My question is how to avoid being penalized by Google for “duplicate content”.
This relates to my Subsection page which lists hundreds of “article summaries”.
To make things more manageable, I added Sorting and Pagination, and so now things look like this…
www.debbie.com/finance/economy/?sortname=by-date&sortdir=desc&page=1
www.debbie.com/finance/economy/?sortname=by-date&sortdir=desc&page=2
www.debbie.com/finance/economy/?sortname=by-date&sortdir=desc&page=3
www.debbie.com/finance/economy/?sortname=by-date&sortdir=desc&page=4
www.debbie.com/finance/economy/?sortname=by-date&sortdir=desc&page=5
To address the “duplicate content” issue, I have taken these steps so far…
Step #1: Changed the URL from a directory structure style…
www.debbie.com/finance/economy/by-date/desc/5
to a URL with a Query String…
www.debbie.com/finance/economy/?sortname=by-date&sortdir=desc&page=5
Step #2: Used PHP to dynamically add in rel=“prev” and rel=“next” meta-tags to each page…
<!-- Page Relationships -->
<link rel='prev' href='http://local.debbie/finance/economy/?sortname=by-date&sortdir=desc&page=2'>
<link rel='next' href='http://local.debbie/finance/economy/?sortname=by-date&sortdir=desc&page=4'>
So far, so good…
However, where I am confused is this…
What needs to be done so that Google doesn’t penalize me when a page is similar (or the same) because of Sorting?
Originally, I was going to try and implement rel=canonical, but things get rather tricky when you consider these pages also include pagination!
According to Google’s 5 common mistakes with rel=canonical, you should NOT use rel=canonical on the first page of a paginated series.

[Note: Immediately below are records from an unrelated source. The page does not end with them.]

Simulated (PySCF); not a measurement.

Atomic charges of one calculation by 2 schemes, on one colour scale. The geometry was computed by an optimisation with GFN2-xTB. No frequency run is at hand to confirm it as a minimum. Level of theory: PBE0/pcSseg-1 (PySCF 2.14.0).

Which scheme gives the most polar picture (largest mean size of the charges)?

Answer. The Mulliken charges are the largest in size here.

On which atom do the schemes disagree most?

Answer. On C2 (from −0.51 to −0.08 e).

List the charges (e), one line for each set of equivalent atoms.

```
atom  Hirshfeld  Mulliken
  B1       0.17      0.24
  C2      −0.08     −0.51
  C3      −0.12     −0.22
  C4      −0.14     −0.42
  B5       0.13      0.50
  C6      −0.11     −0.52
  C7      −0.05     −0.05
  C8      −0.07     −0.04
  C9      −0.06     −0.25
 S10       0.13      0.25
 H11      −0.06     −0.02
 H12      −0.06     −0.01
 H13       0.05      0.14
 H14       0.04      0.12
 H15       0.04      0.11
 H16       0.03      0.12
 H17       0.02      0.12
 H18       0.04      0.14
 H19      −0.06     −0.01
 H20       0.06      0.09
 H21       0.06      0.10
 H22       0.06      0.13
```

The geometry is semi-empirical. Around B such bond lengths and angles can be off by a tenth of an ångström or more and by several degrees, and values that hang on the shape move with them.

As far as I can tell, using rel=canonical would cancel out using rel=“prev” and rel=“next” in my particular situation.
The best idea that I can come up with is to NOT use rel=canonical, but instead use Google’s Webmaster Tool thing, and define that I want the Googlebot to ignore the parameters sortname and sortdir.
What do you think?
Sincerely,
Debbie